Going "All the Way"
12/21/14 04:43 PM
We are living in tough times. Many of us are beset from all sides. Money, kids, jobs, spouses, war, illness, the economy, everything. And while we are trying to get by, we are barraged with celebrities living “the good life” and pop psychologists telling us “The Secret” is to indulge ourselves.
And then there is all this hysteria about passion. The ultimate experience supposedly is to “go all the way” with another. People who believe this are generally talking about passion and particularly sex. How odd that “going all the way” is generally synonymous with the inevitable brevity of a “one night stand”. How odd too that in this context it is perfectly possible that one can never have more than a “one night stand” with the person they live with and in so doing never touch their soul.

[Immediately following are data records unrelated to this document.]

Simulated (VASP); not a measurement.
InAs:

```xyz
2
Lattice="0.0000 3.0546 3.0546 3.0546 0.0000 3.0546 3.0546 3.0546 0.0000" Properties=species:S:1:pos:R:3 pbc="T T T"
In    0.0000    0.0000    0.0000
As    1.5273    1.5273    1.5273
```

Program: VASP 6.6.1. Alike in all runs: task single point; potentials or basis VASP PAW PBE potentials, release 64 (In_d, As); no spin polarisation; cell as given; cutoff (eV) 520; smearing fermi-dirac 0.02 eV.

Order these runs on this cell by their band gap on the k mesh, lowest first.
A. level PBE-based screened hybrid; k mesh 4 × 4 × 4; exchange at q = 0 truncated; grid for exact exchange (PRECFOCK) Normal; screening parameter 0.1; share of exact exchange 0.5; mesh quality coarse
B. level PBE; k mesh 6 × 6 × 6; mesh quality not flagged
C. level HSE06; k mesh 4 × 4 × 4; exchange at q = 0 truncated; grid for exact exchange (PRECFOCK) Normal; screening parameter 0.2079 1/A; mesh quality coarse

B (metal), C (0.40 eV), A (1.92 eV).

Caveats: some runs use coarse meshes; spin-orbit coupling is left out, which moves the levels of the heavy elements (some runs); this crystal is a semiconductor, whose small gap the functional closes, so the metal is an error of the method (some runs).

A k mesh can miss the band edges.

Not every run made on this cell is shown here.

But that is not real. Really going all the way means giving ourselves to each other in the form of respect and commitment and support. In the context of conceiving a child, it means giving the child a chance at life. For a child, it means trusting your parent or an adult who cares about you, because at a certain point you have nothing to lose in trusting. For a parent, it means keeping the child or entrusting it to the care of another.
In raising a child, it means staying up with her when she’s hungry. It means being the one who soothes his crying at 3 AM, or being the one who can’t soothe him, but you stay with him anyway. It means being thrown up upon and still holding her. It means hurting when she’s hurt, or giving up on a dream so he can have his. It means being a parent when you don’t know how to be a parent and coaching when you don’t know how to coach. It means quietly letting someone else coach when they don’t know how to coach. It means using your hands to hold him when you’d rather use your hands to hit him. In sports, it means being a fan when he’s not the best one and being even more of a fan if he’s disabled and can’t even dream of athletic glory. It means holding your child up instead of holding her down. It means being there and staying there, and being a safe haven even when he or she has done something dreadfully wrong. It means trusting your child, because at a certain point you have nothing to lose in trusting. It means being a savior instead of a judge and an advocate instead of a prosecutor, because who of us, really, can cast that first stone? It means showing up and being where you are when you’re there. It means giving up the better car for the better school. It means giving comfort without being asked, and giving approval on those same terms.
As a spouse, it means worrying more about being the perfect partner than having the perfect partner. Over the years, it means being willing to rediscover someone you thought you already knew completely. As a parent, it means being a refuge for your growing children and your aging parents. As an aging parent, it means being a source of perspective for your growing children and your growing grandchildren. As a community, it means caring for one another and treating each other not as objects but as other versions of ourselves.
“Going all the way” is a journey. It’s a living spiral. It starts as a gift bequeathed to us by our elders and becomes the same gift bequeathed to our children and grandchildren. It cannot be traveled alone. “Going all the way” implies that you go with someone; otherwise you haven’t risked enough to have had the adventure. It starts as a journey of one with another and becomes a journey of two with the world. It is risky and difficult to go it alone, without at least some kind of significant other. It is in the psychosis of isolation where fears grow huge and bend reality to seem to be what it is not. This is a psychosis that is so devastating but from which it is so easy to be rescued. All that is required is that we be there for each other.
“Going all the way” isn’t physical, and the most exhilarating experience one person can have with another isn’t necessarily physical. It is to be comforted. It is to be relieved; of pain, or fear, or guilt, or loneliness. So you want to “go all the way” with someone? A friend? A spouse? A parent? A child? A stranger in need? Then go to them, put one arm around their shoulder and say, “I am right here. I’ll be right here. And you’ll be okay.”